“Financial blogging has it’s challenges”, said the copywriter.
If you identified the errors in the sentence above, you probably aren’t making bloggers’ two most common punctuation mistakes. These mistakes aren’t confined to blogs. I see them in every kind of financial and personal communication.
It’s vs. its
“It’s” is a whopping exception to the rule that you form the possessive by adding an apostrophe and the letter s.
“The performance of the mutual fund” becomes “the mutual fund’s performance,” but “the performance of it” becomes “its performance,” with no apostrophe.
“Apostrophes should not be used with possessive pronouns because possessive pronouns already show possession,” as explained by the Online Writing Center at Purdue University. So don’t add an apostrophe to “yours,” “ours,” “his,” “hers,” or “theirs.”
Remember: “it’s” always means “it is.”
Quotation marks and misplaced punctuation
Punctuation generally belongs inside the closing quotation mark. So my opening sentence should be punctuated like this: “Financial blogging has its challenges,” said the copywriter.
The Associated Press Stylebook puts the rules like this:
1. “The period and the comma always go within the quotation marks.”
2. “The dash, the semicolon, the question mark and the exclamation point go within the quotation marks when they apply to the quoted matter only. They go outside when they apply to the whole sentence.”
The Stylebook is talking about punctuation at the end, not the beginning, of a quotation.

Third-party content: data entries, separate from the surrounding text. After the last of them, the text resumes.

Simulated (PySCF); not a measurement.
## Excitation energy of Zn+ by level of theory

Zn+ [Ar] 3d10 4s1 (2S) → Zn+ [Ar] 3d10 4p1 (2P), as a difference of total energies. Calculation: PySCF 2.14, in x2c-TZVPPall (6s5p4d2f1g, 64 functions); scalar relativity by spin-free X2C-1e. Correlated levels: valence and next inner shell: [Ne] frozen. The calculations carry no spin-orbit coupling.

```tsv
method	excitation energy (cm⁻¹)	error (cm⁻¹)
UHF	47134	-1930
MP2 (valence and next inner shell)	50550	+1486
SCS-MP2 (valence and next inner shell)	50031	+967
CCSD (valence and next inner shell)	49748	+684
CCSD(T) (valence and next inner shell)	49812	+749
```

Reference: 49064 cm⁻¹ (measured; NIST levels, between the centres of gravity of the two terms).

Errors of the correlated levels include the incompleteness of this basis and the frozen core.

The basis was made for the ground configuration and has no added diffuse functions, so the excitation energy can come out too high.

However, if you’re writing for a British or Canadian audience rather than a U.S. audience, punctuation goes outside the quotation marks. Grammar Girl says, “Printers found that the periods and commas were more stable when they were placed inside closing quotation marks, so that’s the way they started doing it,” according to “Why are British English and American English different?” Grammar Girl seems to agree with my friend who thinks the British practice is more logical. Still, punctuation-conscious Americans wince when you flout the American way.
The bottom line
Earlier this year I asked my newsletter readers “Do grammar or punctuation errors affect the writer’s credibility in your eyes?”
Results:
0% No, I don’t notice errors
2% No, I don’t care
22% Yes, but I forgive small errors, especially in social networking posts
75% Yes, it generally hurts my opinion
Only 2% of respondents answered “No.” That sends a strong message about the impact that errors have on your readers.
So, please
- Distinguish between “it’s” and “its.”
- Always put your commas and periods inside your closing quotation marks.